Even though Serbia hasn’t signed many double tax treaties so far, the number of them has been growing every year because of the necessity of attracting foreign capital.
For example, in 2011, there were double tax treaties signed with: Albania, Austria, Azerbaijan, Belgium, Belarus, Bosnia and Herzegovina, Bulgaria, China, Croatia, Cyprus, Czech Republic, Korea, Denmark, Egypt, Estonia, Finland, France, Ghana, Germany, Greece, Hungary, Italy, Iran, India, Ireland, Kuwait, Latvia, Libya, Lithuania, Macedonia, Malaysia, Malta, Moldova, Netherlands, Norway, Pakistan, Poland, Qatar, Romania, Russia, Slovakia, Slovenia, Sri Lanka, Spain, Sweden, Switzerland, Turkey, Ukraine, united Kingdom, Zimbabwe.

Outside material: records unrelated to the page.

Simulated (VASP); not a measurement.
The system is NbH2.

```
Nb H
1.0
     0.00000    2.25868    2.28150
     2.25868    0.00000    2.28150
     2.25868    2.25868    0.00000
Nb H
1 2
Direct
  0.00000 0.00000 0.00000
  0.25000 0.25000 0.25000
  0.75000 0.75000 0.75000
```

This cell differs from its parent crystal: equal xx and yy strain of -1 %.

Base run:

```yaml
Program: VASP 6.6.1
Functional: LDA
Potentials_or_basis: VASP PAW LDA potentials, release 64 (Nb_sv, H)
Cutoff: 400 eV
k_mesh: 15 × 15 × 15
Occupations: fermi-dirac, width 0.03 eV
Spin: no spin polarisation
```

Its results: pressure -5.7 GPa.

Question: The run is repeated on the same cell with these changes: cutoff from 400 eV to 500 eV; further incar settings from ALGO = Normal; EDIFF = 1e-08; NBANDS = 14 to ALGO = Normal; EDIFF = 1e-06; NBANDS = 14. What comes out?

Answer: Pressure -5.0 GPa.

Usually, the double tax treaties prevent the taxation of the incomes of a foreign company in the country of origin and in the country where it performs business. The avoidance is made trough exemption (when there is no tax paid in Serbia) or through credit (when the paid tax is deducted in the foreign country)
The double tax treaties signed by Serbia also provide smaller withholding taxes on dividends, interests and royalties for the companies with foreign capital. Usually the withholding tax on dividends, interests and royalties is 20% for local companies and the individuals are taxed with 10% for dividends and interests and 20% for royalties.
Smaller withholding taxes apply if the foreign investor owns a part of the company’s capital. For example, if the foreign investor owns 25% of a Serbian’s company’s capital and he/she is from Estonia, Greece, Austria, Ireland, Libya, Spain, Qatar or Malta, the withholding tax on dividends is 5%.
Usually a withholding tax of 10% is applied for the signatory countries, except for Belarus, taxed with 8% and Belgium and Egypt, taxed with 15%. The taxes can be exempt in special cases for Finland, France, Germany, the Netherlands, Norway and Sweden. The treaties with these countries were signed by the former Federal Republic of Yugoslavia.
The royalties are taxed with a rate between 0% and 10% for the treaty countries.
The capital gains are not taxed in the country of origin (the country which has signed a double tax treaty with Serbia), if some criteria are met. In general, the gains derived from the sale of real estate are taxed, but also the gains derived from the sale of shares with a majority of value derived from the real estate located in the country of origin.